North Sami NLP Grammar

Finite state and Constraint Grammar based analysers, proofing tools and other resources

View the project on GitHub giellalt/lang-sme

Page Content

This text documents the speller configuration that has turned out to be the optimal configuration for North Sámi (ISO code SME). There are several parts of the infrastructure that can be used for optimising the speller. They are:

The optimisations described here relate to speed and file size. Fine tuning the error model is described in a separate document.

This document is up-to-date as of 28.11.2016.

configure options

The following configuration is what seems to produce the optimal speller:

./configure --with-hfst --without-xfst --enable-alignment --enable-spellers

Note specifically that the following option does not improve the SME speller (the default value seems good), although it could in certain cases:

 --disable-minimised-spellers

The following can be added to increase compilation speed, although it should not have an effect on the runtime speed or file size (but that has not been tested):

 --with-backend-format=foma --enable-reversed-intersect

Settings in Makefile.am files

The file tools/spellcheckers/fstbased/desktop/Makefile.am contains the following variables (with the settings used for SME):

ENABLE_CORPUS_WEIGHTS=yes
CORPUS_SIZE=

Enabling corpus weights does help improving suggestion quality quite a bit. And after experimenting, it seems there is no point in limiting the corpus size being used for frequency weighting — it does not increase the size of the speller fst very much, and there is some improvement in suggestion quality also for the last hapax entries in the generated frequency list.

Flag elimination

Eliminating flag diacritics can have a tremendeous effect on both speller speed and file size. Uncritical use of flag diacritics elimination can make the speller file size explode, so please use this optimisation tool carefully, and test the change in file size and speed after each new flag added to the elimination list.

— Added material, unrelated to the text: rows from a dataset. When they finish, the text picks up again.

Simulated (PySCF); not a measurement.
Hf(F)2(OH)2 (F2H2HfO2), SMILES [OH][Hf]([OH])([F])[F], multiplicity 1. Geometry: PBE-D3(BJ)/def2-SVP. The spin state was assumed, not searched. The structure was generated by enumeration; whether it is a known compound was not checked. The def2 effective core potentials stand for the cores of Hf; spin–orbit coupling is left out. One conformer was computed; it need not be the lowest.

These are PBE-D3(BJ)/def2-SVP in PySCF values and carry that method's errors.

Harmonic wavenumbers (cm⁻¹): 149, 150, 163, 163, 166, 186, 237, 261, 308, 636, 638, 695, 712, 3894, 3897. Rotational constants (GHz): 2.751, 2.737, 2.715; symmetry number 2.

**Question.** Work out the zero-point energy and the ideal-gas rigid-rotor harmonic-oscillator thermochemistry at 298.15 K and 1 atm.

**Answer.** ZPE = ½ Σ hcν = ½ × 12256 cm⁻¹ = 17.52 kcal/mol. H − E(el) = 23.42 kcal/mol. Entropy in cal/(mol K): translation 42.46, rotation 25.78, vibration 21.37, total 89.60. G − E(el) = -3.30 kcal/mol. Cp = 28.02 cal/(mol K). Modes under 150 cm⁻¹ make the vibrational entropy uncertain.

The flag elimination is done in tools/spellcheckers/fstbased/Makefile.am. The following is used for SME:

eliminate flag CmpHyph
eliminate flag CmpN
eliminate flag Der1
eliminate flag Der2
eliminate flag Der3
eliminate flag Der4
eliminate flag Der5
eliminate flag Der_PassL
eliminate flag Der_PassS

There are more flags being used in SME, but eliminating them made the fst grow unreasonably big. The following flags are not removed for this reason:

eliminate flag NeedNoun
eliminate flag NeedsVowRed
eliminate flag Want_Left

NeedNoun and Want_Left crosses word boundaries, and will most likely cause a massive network size explosion if removed. NeedsVowRed also caused the fst to grow significantly in size, but that could probably be avoided with some more work on the lexc code - it should really be just a local constraint.